Charles Blow: “It is almost unconscionable to think of a president who didn’t believe in God. In fact, a poll last year by the Pew Research Center found that not believing in God was the most negative trait a presidential candidate could have among a variety of options, even more negative than having an extramarital affair.”
“Furthermore, in the House and Senate at the beginning of this session of Congress, 92 percent of members were Christian, 5 percent were Jewish, 0.4 percent each were Buddhist and Muslim and just 0.2 percent were unaffiliated.”
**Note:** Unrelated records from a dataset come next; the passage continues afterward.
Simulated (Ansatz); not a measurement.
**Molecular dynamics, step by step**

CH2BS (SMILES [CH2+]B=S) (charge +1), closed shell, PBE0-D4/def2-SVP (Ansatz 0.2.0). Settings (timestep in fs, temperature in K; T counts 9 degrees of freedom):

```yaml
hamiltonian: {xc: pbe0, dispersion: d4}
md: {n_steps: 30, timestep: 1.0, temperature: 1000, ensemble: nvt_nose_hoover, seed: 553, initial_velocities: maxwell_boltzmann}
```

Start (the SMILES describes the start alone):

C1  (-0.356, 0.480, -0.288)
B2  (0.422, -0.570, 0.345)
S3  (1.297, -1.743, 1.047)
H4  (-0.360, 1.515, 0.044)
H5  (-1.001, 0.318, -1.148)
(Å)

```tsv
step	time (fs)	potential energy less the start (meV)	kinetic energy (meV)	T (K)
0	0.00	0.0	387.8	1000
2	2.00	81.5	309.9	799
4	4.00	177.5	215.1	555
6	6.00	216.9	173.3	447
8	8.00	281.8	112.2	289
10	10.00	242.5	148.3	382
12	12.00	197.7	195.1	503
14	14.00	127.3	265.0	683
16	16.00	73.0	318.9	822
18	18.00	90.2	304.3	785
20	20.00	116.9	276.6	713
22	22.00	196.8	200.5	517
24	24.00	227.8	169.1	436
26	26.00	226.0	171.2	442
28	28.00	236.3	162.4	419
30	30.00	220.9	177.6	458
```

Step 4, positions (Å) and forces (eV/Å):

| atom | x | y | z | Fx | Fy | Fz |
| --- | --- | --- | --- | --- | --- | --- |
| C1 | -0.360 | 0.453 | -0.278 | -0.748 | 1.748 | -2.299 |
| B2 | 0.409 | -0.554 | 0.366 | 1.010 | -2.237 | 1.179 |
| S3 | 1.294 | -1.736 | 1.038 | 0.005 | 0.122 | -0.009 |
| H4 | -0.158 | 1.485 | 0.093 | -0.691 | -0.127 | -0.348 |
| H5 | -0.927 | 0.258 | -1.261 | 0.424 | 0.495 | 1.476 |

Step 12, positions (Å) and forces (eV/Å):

“But how long can this overrepresentation of Christianity and underrepresentation of the unaffiliated last in government? According to a Pew report released last week, “The Christian share of the U.S. population is declining, while the number of U.S. adults who do not identify with any organized religion is growing.” In fact, the percentage of adults who “describe themselves as Christians has dropped by nearly eight percentage points in just seven years,” from 78.4 percent in 2007 to 70.6 percent in 2014.
“What comes of this idea of a Christian nation as the percentage of Christians drops and the percentage of the unaffiliated rises?”
“If the unaffiliated are to make their presence felt in terms of more representation, it will most likely come on the Democratic side … That time will come, I believe. But for now, unaffiliated is an identity as yet unaware of its power.”